Ivanka Trump, who keeps distancing herself from her father’s shameful legacy, has successfully sidestepped the watchful gaze of a retired federal judge who was tasked with babysitting the Trump Organization to ensure it stops lying to banks and insurers.
Late last week, the New York attorney general and a state judge agreed to exclude Ivanka from a recent order that placed embarrassing restrictions on her father’s real estate empire—and made the clan outcasts in the business world.
“The term ‘defendants’... including the monitorship order… excludes Ivanka Trump,” reads an agreement signed by the AG’s office, her lawyer, and the state judge.
The order was publicly filed in state court Monday morning.
The agreement means that Ivanka Trump can keep her own business interests away from the prying eyes of a court monitor—and separate from the swelling legal calamity facing the Trump Organization. Two of its affiliates, the Trump Corporation and Trump Payroll Corporation, were convicted of tax fraud on Tuesday in a separate case brought by the Manhattan District Attorney. But the overarching family firm faces civil accusations of bank fraud from state investigators.

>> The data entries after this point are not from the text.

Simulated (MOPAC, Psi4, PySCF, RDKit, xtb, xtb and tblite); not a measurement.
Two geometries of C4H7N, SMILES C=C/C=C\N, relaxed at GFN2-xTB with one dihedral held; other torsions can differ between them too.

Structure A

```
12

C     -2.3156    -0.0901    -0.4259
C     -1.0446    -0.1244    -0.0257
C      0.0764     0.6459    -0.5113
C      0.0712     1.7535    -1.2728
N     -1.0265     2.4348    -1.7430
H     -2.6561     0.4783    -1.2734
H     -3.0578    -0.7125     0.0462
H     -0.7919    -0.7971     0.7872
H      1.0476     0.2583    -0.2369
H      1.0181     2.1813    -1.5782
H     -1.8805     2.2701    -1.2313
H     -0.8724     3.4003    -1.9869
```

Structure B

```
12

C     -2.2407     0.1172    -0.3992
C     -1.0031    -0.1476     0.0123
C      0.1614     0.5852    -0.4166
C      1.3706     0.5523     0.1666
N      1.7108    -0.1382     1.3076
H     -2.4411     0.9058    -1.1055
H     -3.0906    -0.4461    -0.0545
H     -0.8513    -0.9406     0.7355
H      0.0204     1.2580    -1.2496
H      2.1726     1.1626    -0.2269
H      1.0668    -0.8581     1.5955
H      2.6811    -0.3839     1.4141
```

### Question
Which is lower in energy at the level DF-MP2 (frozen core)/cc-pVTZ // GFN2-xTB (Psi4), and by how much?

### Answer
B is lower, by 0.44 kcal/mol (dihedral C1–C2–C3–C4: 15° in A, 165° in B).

New York Attorney General Letitia James wrapped up a three-year investigation by suing the Trump Organization for $250 million in August, seeking to kneecap the company and prevent it from operating in the world’s financial capital. But the company got unlucky when the case was assigned to the same judge who, during the investigation, had to aggressively force the company to turn over evidence and order the Trumps to testify. In the run-up to a 2023 trial, that judge took the rare and preemptive step of putting a leash on the corporation.
Addressing the AG’s concerns that the Trump Organization would reconfigure itself and shift assets to stash cash away from law enforcement, Justice Arthur F. Engoron placed the company under court supervision.
But as The Daily Beast reported, Ivanka Trump’s lawyers privately wrote to the judge last month to request a special exemption. According to a source familiar with the correspondence, her lawyers made similar arguments in the state’s appellate court.
Appealing the judge’s order for a court monitor, Ivanka Trump’s attorneys argued she shouldn’t be part of this crackdown, because she hasn’t had an official role at the Trump Organization since joining her father’s presidential administration. Making her distancing campaign even clearer, she retained her own lawyers and filed an appeal that was separate from the rest of the family.
“Ms. Trump has had no involvement for more than five years… Ms. Trump has had no role as an officer, director, or employee of the Trump Organization or any of its affiliates since at least January 2017,” her lawyers said in an appeal filed Nov. 7.
Pointing out that Engoron never singled out Ivanka Trump in court on the day he ordered a court monitor on the Trump Organization, her lawyers wrote that “NY AG never intended to impose an injunction against Ms. Trump.”
Her attorney, Reid Figel, did not respond to a request for comment Tuesday afternoon.
But Ivanka is actually closely involved in some of the core allegations made by the AG. In court papers last year, the AG’s office said she was “a key player in many of the transactions” under investigation, particularly because of the way she was involved in cutting deals that relied on faked documents. AG lawyers identified her as “responsible for securing loan terms” from Deutsche Bank for the company’s golf course in Doral, Florida, a process that involved turning over documents that relied on dubious property valuations: her father’s personal guarantee and statement of financial condition.
In court papers, the AG’s office also claims she “played similar roles” in obtaining money for the company’s projects in Chicago and Washington, D.C.
Ivanka Trump also had her own fashion brand “committed to inspiring women to redefine success on their own terms”—that is, until it shuttered in 2018. The clothing line just couldn’t survive the growing public distaste for her brand, given the way she landed a White House role she was arguably unqualified for, the dichotomy between her family image and silence over her father’s cruel decision to separate immigrant refugee families, and the ironic use of private email in her government job.
However, since her father incited his devout followers to attack Congress in an attempt to remain in power in 2021, Ivanka has been distancing herself from him—and politics in general.
Rumors last year that she would try to replace Florida’s Senator Marco Rubio turned out to be empty. She grudgingly testified before the House Jan. 6 Committee, lending credibility to the nation’s former attorney general, who criticized her father’s mental stability. And in recent months, she refused to show up to her father’s announcement of his 2024 presidential campaign and has been vacationing in Egypt with her family.